As it is the case in classical rhetoric, each discursive attempt includes aspects of all these kinds. Something that is mostly persuasive can include epideictic and forensic aspects as well. These discourses do not happen in a vacuum. This is true for selfie composition as well. A selfie can be situated as part of a specific rhetorical discourse, but it is highly possible that audiences could see aspects of different rhetorical discourses in that same selfie.
The website offers multiple examples of how these rhetorical categories work, with write-to-learn exercises about the theory behind the categories and classroom practices that target those categories. In the system we developed, the good character category can be noticed when the subject of the selfie wants to convince the audience that he or she is a good person: for example, the subject shows him/herself with friends, or smiling, and so on. The persuasion category is used when the subject of the selfie wants to convince the audience of a specific character trait through some action: for example, the subject wants the audience to believe that traveling is a positive experience, or that doing charity work is a fulfilling activity, and so on. The identification category can be noticed when the subject wants some members of the audience to identify with him or her: for example, the subject might wear some school garments, or he/she might be shown with a specific brand, so that the audience can feel a connection with a lived experience. The discursive formation category shows the person not as the center of attention in the selfie; rather, an object catches the audience’s primary attention. However, that object says something about the person’s character: for example, when the focal point of the selfie is a book, that book tells us something about the character of the selfie’s taker, who chose to show him/herself with that specific book.

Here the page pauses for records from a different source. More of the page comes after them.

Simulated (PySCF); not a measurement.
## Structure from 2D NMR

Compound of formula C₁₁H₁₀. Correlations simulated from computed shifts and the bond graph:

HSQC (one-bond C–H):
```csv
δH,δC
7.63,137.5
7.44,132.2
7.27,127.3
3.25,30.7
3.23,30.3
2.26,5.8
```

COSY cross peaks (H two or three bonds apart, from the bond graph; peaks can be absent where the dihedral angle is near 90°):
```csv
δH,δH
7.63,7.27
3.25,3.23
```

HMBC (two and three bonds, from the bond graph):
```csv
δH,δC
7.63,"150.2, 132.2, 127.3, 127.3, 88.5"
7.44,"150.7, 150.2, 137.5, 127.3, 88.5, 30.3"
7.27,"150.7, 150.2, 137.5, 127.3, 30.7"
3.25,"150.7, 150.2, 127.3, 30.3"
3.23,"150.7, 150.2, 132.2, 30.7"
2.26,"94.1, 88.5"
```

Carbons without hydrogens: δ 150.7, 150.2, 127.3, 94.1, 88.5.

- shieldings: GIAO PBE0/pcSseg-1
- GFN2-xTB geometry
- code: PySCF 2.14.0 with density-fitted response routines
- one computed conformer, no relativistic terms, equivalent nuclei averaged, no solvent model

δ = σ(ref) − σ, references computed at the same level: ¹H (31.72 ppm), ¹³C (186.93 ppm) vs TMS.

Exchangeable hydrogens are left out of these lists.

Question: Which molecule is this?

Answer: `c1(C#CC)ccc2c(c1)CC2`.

The ability to present one’s character effectively in different media is an essential aspect of writing practice, and this website is a resource that can help students to sharpen their understanding of web 2.0. Here, teachers and students can access a systematic description of the purposes of selfies that facilitates innovations in teaching visual rhetoric and writing approaches. The objective of Self(ie) Awareness is to enable interested teachers to implement the website in their own writing classes. These four categories offer a sophisticated way of learning composition, and they help students to practice analogous thinking between the rhetorical concept of ethos and its connection with everyday life.